Kenol Kobil grows profit to post Sh2.4Bn profit on higher volumes

March 8, 2017
The group added a total of 30 retail stations during the period significantly contributing to the bottom line/FILE

, NAIROBI, Kenya, Mar 8 – Kenol Kobil has declared a net profit of Sh2.41 billion for the financial year ended December 31, 2016, a 20 percent increase from the Sh2.01 billion in 2015.

The oil company recorded growth in all segments of its business with sales revenue growing by a similar margin. Gross profit jumped 13 percent to Sh4.77 billion from Sh4.21 billion in 2015.

Kenol Kobil Managing Director David Ohana says the group added a total of 30 retail stations during the period significantly contributing to the bottom line.

Retail sales accounted for 55 percent of revenue, contributing 68 percent of gross profit while export, trading and aviation contributed 41 percent of sales.

The company, Ohana says, has also made some gains as a result of the current drought which has increased demand for fuel to power generators.

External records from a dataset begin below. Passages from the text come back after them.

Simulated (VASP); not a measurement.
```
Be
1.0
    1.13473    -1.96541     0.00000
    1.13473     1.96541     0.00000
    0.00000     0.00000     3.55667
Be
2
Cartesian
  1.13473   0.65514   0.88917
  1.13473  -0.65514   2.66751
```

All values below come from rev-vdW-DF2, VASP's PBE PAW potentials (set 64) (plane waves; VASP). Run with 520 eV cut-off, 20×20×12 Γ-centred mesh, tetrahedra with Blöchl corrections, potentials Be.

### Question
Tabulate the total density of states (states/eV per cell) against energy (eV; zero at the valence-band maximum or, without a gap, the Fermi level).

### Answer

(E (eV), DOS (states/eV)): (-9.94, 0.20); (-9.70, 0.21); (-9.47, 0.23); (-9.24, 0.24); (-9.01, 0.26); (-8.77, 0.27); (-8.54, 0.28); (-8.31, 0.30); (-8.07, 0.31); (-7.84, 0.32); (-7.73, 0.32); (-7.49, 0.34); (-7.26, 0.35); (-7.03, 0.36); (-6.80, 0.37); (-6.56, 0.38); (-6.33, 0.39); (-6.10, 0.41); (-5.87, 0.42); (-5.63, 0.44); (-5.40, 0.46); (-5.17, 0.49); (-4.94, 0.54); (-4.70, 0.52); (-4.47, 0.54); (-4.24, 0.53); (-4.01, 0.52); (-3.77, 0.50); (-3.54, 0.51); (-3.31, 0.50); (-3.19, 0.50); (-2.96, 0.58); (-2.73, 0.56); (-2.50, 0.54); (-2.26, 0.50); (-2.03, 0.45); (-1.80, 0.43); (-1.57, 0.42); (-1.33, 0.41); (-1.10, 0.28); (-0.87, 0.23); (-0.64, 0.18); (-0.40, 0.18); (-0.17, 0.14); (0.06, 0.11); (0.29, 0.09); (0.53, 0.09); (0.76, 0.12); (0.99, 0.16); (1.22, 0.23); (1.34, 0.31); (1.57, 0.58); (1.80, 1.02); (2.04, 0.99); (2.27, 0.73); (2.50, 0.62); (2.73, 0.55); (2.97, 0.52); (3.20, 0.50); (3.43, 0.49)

“The management has been quite aggressive and focused in solidifying the company’s position in the markets we operate in so as to guarantee the shareholders good returns in future,” said Ohana.

Ohana says net debt levels remained subdued across the year despite the increase in international oil prices, significantly reducing net financing costs by 54 percent in comparison with previous year results, “to safeguard the interest of the shareholders.”

“The Zambian Kwacha was the most erratic in the markets we operate in but we managed to turn around a forex loss of Sh232 million in 2015 to a profit of Sh2.5 million by putting in place a strategy which realized a net gain to the group and mitigated against losses realized in other markets,” explained Ohana.

The company has announced a dividend of Sh.0.30 per share, totaling a final dividend of Sh0.45 per share, an increase of 29 percent from the previous year.

Moving forward, Standard Investment Bank analysts see increased capital expenditure in expansion in Zambia and Kenya, with subdued growth in Burundi especially with foreign exchange conversion.